Saint Maud is an extremely well made film that will be a treat for some, and a chore for others.
I’ve reviewed a few feature-length debuts for Loud and Clear, and these are always a mixed bag. There’s such a spectrum of quality for a director’s first time out: sometimes you get an exceptional new talent who is able to capture lightning in a bottle, resulting in a Citizen Kane (Orson Welles) or a Get Out (Jordan Peele). Sometimes they’re still finding their artistic voice but haven’t quite found themselves yet, resulting in an Alien 3 (David Fincher) or My Best Friend’s Birthday (Quentin Tarantino). Or maybe they just faceplant out of the gate resulting in a Caged Heat (Jonathan Demme) or a Piranha Part 2: The Spawning (James Cameron). Saint Maud is the feature-length debut from Rose Glass, who both wrote and directed the movie. Where on this spectrum will it fall? While only time will tell, I think it will largely depend on who you ask.

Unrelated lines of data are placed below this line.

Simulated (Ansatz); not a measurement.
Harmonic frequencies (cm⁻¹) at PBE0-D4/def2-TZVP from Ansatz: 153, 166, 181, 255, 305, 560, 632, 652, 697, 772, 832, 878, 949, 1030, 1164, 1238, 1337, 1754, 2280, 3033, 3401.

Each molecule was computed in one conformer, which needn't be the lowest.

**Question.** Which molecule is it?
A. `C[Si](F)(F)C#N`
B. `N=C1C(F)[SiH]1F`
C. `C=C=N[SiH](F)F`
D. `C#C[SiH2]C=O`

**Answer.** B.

Saint Maud follows Maud (Morfyyd Clark), a devoutly Christian nurse who is brought to a seaside British town to care for Amanda (Jennifer Ehl), a terminally ill woman. As Maud becomes obsessed with saving Amanda’s soul, she becomes haunted by her own past and something evil begins to interfere with her life.
First of all, I have to commend Morfydd Clark for her work as the titular Maud. She is in every scene, meaning the movie really lives or dies off the strength of her performance. Luckily, she is excellent in every scene she is in. She’s not quite a “scene stealer,” as that’s not the purpose of her character. She plays Maud as an uncomfortable and awkward young woman who literally has to observe people and mimic their behavior in order to make herself appear normal. Somehow, she’s able to make Maud sympathetic, chilling, and confounding all at the same time. I just found out that she was cast as Galadriel in the new Lord of the Rings TV show that’s coming sometime next year. After her performance here, I’m excited to see what she does with the character.
The craft of the film is also extremely well done. The lighting does a really good job of creating compelling silhouettes, while the cinematography makes economical, yet effective use of unconventional angles and lenses to punctuate Saint Maud’s unsettling nature. The audial effects did an excellent job of balancing subtlety with the occasional sting to keep you on your toes. My only real complaint in regard to Glass’ direction is that there were a couple of stylistic choices that I thought were either ineffective or heavy-handed. Outside of those, Glass knows how to craft a compelling shot, and has a strong grasp on the nuances of visual storytelling. For real, considering this is her feature-length debut as a director and screenwriter, I am seriously impressed with Rose Glass. I’m looking forward to whatever she does next.
How, then, with all of these nice things I’m saying, is my score for Saint Maud not higher? Well, I suppose, at the end of the day, it comes down to personal preference. There is definitely a type of moviegoer that will LOVE Saint Maud; I’d recommend it highly for people who enjoy films by Robert Eggers or Ari Aster. For me, though, it just doesn’t fit my own personal tastes. First of all, the pacing is quite slow. It didn’t even feel like a horror movie until the halfway mark. It’s definitely a film that takes its time and challenges you to find all of the subtleties and nuances hidden throughout.
The narrative also makes Saint Maud a bit esoteric. Instead of following a more common story structure with rising and falling action, it feels more like a chain of events that eventually lead to a climax. It is presented in a way that can often be confusing, but this is by design. There were scenes where it felt to me like nothing was happening, and then other scenes where I wasn’t sure what was going on, making me question whether I missed something earlier.
There are going to be people who will adore this movie, and if what I just described sounds appealing for you, then I highly recommend watching it. If this doesn’t sound like it’s up your alley, I think I can still give it a light recommendation: it’s only 80 minutes, so if you decide it’s not your cup of tea, it’s not like you just sat through Andy Warhol’s Empire or anything. Saint Maud is definitely one of those films that require you to view them more than once in order to dissect all of their intricacies. It’s up to you, however, to decide if that’s a journey worth making.
Saint Maud was released in UK cinemas on Friday, 9 October 2020, and is now available to watch on digital and on demand.